Mamie Gummer is All Grown Up

Photography by Jerome Corpuz
Styling by Laura Jones
Hair by Robert Mefford
Makeup by Nina Park

Mamie Gummer’s mom, Meryl Streep, gave her the script for Ricki and the Flash while she was over at her house, sort of the way the rest of us get meatballs or apple pie when we’re at mom’s. A producer had presented it to Streep with the idea of her starring in it alongside Gummer. Her mom put it in front of her without saying a word and walked away.

In the movie, Streep plays the lead singer of the title band, who left her husband and three children to become a rock star, but winds up fronting an 80s cover band at a San Fernando Valley dive bar. Gummer is her daughter, shell-shocked by the end of her own marriage and still mad at her mom for skipping out on her childhood.

“It wasn’t going to be handed to me first,” Gummer says of the part, while drinking a Negroni in the back corner of a wood-paneled restaurant in New York’s Chelsea neighborhood where she lives. “My mom had to be on board. It was her decision. She needed to be attached for it to get made. I’m not quite at a green-lighting scripts phase of my life and career yet.”

Being anyone’s daughter is challenging, but being the daughter of the best actress alive, when you want to be an actress yourself, is sort of like having to wind through a Pac-Man maze whenever you go for a role. Some children of Hollywood stars have said they use fake names at auditions, so as not to get a part because of who their parents are. Gummer’s resemblance to Streep — the flawless alabaster complexion, the elegant presence offset by a mischievous smile — makes the very idea of her doing that farcical. In fact, it wouldn’t be shocking if she were just one more “Mamie Gummer Looks Just Like Mom Meryl Streep at a Young Age” Us Weekly story away from becoming an accountant.

Yet at 32, Gummer has been conscientiously — and continuously — building her acting resume for a decade. In the past few years, she’s increasingly sure of herself and the choice to keep going in this line of work, in spite of the challenges of mingling her lineage and her career. “I feel far more self sufficient and ambitious,” she says. “It feels really great. You gotta take ownership of your life. All you have is you.”

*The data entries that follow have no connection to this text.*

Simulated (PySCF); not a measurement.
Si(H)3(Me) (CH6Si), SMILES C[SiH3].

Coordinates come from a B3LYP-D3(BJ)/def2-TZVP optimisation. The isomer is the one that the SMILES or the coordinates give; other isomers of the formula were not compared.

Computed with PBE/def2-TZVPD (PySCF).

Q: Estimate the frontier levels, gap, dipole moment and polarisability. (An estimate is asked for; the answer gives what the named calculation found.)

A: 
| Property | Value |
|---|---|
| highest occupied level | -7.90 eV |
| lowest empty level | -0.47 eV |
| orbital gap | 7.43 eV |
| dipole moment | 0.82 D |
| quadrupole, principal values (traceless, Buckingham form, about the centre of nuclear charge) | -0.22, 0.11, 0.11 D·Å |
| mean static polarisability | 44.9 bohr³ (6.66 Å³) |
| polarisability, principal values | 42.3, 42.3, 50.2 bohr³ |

After graduating from Northwestern University, Gummer began working off-Broadway, in the Roundabout’s production of Mr. Marmalade, then on Broadway, in the Roundabout’s production of Les Liaisons Dangereuses, before moving on to television (and the pay bump that came with it), with a recurring role as a faux-naive attorney on “The Good Wife” and a starring one as an insecure med-school intern on the now-canceled series “Emily Owens, MD.” She’s also had small roles in serious films; most recently, she played a friend of the writer David Foster Wallace in The End of The Tour.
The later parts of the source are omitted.